Reform LDO process to kickstart investment zones, says expert

Out-Law News | 23 Sep 2022 | 10:18 am | 1 min. read

The UK government could reform the local development orders (LDOs) process as a first step towards accelerating development across the UK, a planning law expert has said.

Robbie Owen of Pinsent Masons was commenting after UK chancellor Kwasi Kwarteng outlined plans to establish investment zones across the UK. In addition to applying tax incentives for businesses within these zones, Kwarteng intends for them to serve as “designated development sites” within which planning processes would be streamlined to support the construction of new housing and other infrastructure.

According to the Treasury (42-page / 1.38MB PDF), the government has already held discussions with 38 authorities in England about the possibility of investment zones being established in their areas. It said investment zones in Scotland, Wales and Northern Ireland are also planned and that the government would work with the devolved administrations to achieve them. It said it would legislate to create tax and development sites in investment zones where powers are reserved to Westminster.

Investment zones will be chosen following “a rapid expression of interest process open to everyone, and after local consent is confirmed”, it said.

Robbie Owen said: “If investment zones are to successfully kickstart economic growth across the country they need to be established quickly and without a convoluted bidding process. Relaxing or liberalised planning laws applied to the zones would work in principle, but the detail will be crucial and fast progress will be needed, unlike what we’ve seen with freeports where there has been no change despite promises.”

“Mechanisms already exist which allow planning for local infrastructure and development projects to be expedited, but at the moment these local development orders are purely at the gift of the planning authority. Local authority resourcing pressures can create backlogs and bottlenecks. Government could reform and modernise the LDO process, making it quicker, more responsive and widening its scope. This would be an effective first step in getting these important local levelling-up projects consented and delivered,” he said.

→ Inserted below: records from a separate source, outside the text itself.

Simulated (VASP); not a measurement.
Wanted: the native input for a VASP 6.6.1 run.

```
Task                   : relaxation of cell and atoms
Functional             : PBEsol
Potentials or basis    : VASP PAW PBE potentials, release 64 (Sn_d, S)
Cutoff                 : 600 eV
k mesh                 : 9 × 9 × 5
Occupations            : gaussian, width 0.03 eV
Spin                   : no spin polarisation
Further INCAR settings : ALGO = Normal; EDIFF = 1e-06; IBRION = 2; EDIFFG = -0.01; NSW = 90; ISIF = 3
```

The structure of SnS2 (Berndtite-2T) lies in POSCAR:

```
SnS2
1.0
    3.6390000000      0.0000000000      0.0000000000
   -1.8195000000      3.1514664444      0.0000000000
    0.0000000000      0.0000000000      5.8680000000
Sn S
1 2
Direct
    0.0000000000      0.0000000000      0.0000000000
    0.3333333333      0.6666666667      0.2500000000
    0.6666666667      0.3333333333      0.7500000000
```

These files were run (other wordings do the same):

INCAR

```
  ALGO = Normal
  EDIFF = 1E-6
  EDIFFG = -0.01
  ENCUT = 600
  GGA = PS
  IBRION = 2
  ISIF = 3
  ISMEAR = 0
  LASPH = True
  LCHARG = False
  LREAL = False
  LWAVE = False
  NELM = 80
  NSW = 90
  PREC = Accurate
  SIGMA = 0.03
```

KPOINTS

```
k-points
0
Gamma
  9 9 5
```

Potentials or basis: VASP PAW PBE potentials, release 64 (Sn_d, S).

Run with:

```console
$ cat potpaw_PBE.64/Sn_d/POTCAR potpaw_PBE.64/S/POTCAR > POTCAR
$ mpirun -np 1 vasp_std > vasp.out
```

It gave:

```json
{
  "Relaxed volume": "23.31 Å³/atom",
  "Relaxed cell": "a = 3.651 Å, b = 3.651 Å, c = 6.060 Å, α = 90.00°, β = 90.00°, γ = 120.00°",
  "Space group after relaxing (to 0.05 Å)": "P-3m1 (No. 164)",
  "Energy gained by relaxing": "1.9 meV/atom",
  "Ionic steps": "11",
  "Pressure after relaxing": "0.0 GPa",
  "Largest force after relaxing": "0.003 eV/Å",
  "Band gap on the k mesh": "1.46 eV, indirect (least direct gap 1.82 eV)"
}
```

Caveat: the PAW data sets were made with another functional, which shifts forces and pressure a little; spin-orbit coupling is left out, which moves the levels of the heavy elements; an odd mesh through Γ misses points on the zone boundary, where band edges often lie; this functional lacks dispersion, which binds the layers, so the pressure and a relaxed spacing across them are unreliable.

Owen previously set out how the LDO process could be simplified to facilitate their greater use.

He said people other than local planning authorities should be able to bring LDOs forward, with appropriate hearing procedures, that LDOs should be allowed to be made across more than one local planning authority area, and that statutory timescales for decisions on LDOs and appropriate local authority resourcing should be imposed. He also said that there should be an easier way to change LDOs than is currently the case.